If it was a case that the Jamaican selection rules mandated him to run both the 100m and 200m events at the trails in order to make the team to Rio, Bolt would have run, and he would have won both events.
As far as his overall readiness goes, his erudite coach, Glen Mills said it clearly: the sprint superstar simply needs to be fully prepared for the 100m and he will also be unbeatable in the 200m.
That points to how dominant he is in his pet event.
Bolt's naturally superior speed and power make him better equipped to compensate for any technical imperfections that arise in his race execution in the longer sprint, which makes the fact that he is heading into Rio with only one 200m race under his belt for the entire season of little or no concern.
If you really consider Bolt's 19.89 run in London and the fact that his first 200m race in Rio will come after he competes in the 100m rounds and final, he could easily run himself into 19.4 or 19.3 shape by the time the 200m final comes around.
Despite the little exchange of words between Bolt and the Americans Justin Gatlin and Mike Rogers over his withdrawal from the Jamaican trials, following comments, which Bolt said made him feel "disrespected", the magnitude of the sprint clashes that await has diminished compared to last year in the build-up to the World Championships.
The way now seems crystal clear for Bolt to easily defend all his sprint titles.
History suggests that Bolt performs best when his dominance is threatened, but he is far enough ahead of his peers to beat them all with minimal motivation.

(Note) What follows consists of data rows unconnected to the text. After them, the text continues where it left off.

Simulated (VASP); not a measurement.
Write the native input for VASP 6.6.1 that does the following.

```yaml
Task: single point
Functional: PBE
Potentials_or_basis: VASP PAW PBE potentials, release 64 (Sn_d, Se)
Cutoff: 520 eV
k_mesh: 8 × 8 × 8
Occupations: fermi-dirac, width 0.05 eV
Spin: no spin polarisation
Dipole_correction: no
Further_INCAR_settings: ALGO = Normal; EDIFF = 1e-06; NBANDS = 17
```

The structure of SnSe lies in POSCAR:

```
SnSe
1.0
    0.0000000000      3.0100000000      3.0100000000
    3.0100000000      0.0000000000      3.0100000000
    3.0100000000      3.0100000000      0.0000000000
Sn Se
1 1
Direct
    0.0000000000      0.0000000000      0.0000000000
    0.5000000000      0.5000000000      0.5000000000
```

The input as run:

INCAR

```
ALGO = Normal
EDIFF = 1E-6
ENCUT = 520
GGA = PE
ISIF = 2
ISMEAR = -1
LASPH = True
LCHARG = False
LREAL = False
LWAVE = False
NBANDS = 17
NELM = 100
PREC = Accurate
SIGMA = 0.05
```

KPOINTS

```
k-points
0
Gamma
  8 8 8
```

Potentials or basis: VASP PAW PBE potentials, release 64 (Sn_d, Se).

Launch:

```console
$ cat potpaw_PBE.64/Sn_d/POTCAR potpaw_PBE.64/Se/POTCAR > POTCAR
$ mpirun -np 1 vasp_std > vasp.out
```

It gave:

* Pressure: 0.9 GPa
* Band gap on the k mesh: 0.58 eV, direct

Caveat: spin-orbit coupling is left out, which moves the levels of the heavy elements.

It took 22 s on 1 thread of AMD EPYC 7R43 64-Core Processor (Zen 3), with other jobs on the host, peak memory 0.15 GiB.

With no credible threat on the horizon going into these Olympic Games, Justin Gatlin's choke and subsequent defeat in the 100m in Beijing last year now looks like a monumental loss of opportunity to extend the only credible semblance of a worthwhile rivalry between himself and Bolt.
With the prospect of this being his farewell Olympics, the double-defending sprint double champion and world record holder is in no mood for taking chances and should be easy and unchallenged in victory.
I would have personally preferred to witness a spectacle, instead of a procession, which I suspect it will be for Usain Bolt in Rio.